View Single Post
  #5  
Old 07-01-2008, 06:12 AM
bibleprotector's Avatar
bibleprotector bibleprotector is offline
 
Join Date: Feb 2008
Location: Australia
Posts: 587
Default

Quote:
But since the English language has changed and does trip up some very sincere readers, I see the need for updating ... I'm aware of a few words being a problem for people, words like "prevent" and "dumb" which simply don't mean now what they meant in 1611 and those do need to be defined.
This is not the case. The Bible words have not changed their meaning, nor has the meaning of the Bible words been lost, nor have they been erased from public consciousness. While many people may be ignorant of the meaning of a few words, this does not mean that we should change the Bible to suit modern tastes or modern usage.

It is a very slippery slope to even change one word. As soon as you allow this, you allow the idea that modern people can impose their present ideas onto God's Word. You see, if you changed a small thing like "marishes" to "marshes", you allow for any change. You would have just said that the Word of God is not fixed, but open to continual adjustment. That is exactly how the modern version thing came about. In the 1800s people talked about updating a few minor things, what they got was Westcott and Hort's work. Every now and again one or other publisher might bring out a slightly modernised King James Version, such as the KJ21 or the MKJV, but these kinds of things are often sinister in that they contain much more... they invariably contain meaning changes.

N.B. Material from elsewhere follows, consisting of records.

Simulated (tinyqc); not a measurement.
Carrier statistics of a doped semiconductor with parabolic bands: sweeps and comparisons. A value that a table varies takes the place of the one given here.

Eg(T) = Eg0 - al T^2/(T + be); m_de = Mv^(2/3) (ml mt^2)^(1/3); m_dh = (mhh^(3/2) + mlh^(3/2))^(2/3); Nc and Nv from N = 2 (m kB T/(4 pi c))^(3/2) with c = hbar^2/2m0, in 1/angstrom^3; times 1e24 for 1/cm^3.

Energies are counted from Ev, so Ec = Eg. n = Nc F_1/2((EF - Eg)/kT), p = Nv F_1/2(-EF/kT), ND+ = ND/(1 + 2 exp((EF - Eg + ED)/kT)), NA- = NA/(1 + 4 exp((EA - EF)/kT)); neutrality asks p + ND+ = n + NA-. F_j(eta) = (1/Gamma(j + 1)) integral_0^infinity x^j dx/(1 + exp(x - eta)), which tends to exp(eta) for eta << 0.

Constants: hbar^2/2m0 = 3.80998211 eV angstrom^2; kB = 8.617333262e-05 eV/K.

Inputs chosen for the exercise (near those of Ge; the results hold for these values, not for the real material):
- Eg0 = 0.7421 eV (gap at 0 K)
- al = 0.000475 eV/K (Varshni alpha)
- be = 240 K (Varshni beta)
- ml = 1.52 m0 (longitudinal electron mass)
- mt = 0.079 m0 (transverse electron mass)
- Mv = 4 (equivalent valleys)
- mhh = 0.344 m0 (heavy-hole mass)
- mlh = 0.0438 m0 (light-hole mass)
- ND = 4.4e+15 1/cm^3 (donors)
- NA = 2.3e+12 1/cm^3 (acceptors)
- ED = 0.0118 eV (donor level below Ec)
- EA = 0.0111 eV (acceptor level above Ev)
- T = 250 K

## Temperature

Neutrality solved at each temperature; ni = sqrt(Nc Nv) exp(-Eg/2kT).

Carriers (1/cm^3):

This is because people do not yet understand that a word like "glistering" does not mean "glistening". The Oxford English Dictionary shows that they are two different words from two different etymologies. "Glistering" is brilliant sparkling light, whereas "glistening" is twinkling sparkling light. The difference is in the intensity. Now, the well meaning reviser will come along and change something like "glistering" because he thinks it to be some archaic spelling, not realising that he has just altered the inerrant Word of God.

I do not agree with what Edward Hills said here concerning the "changing English", but he did show how his own position would fail if any ever tried to revise just the English of the King James Bible:

"It is possible, if the Lord tarry that in the future the English language will change so much that a new English translation of the Bible will become absolutely necessary. But in that case any version which we prepare today would be equally antiquated. Hence this is a matter which we must leave to God, who alone knows what is in store for us. For the present, however, and the foreseeable future no new translation is needed to take the place of the King James Version."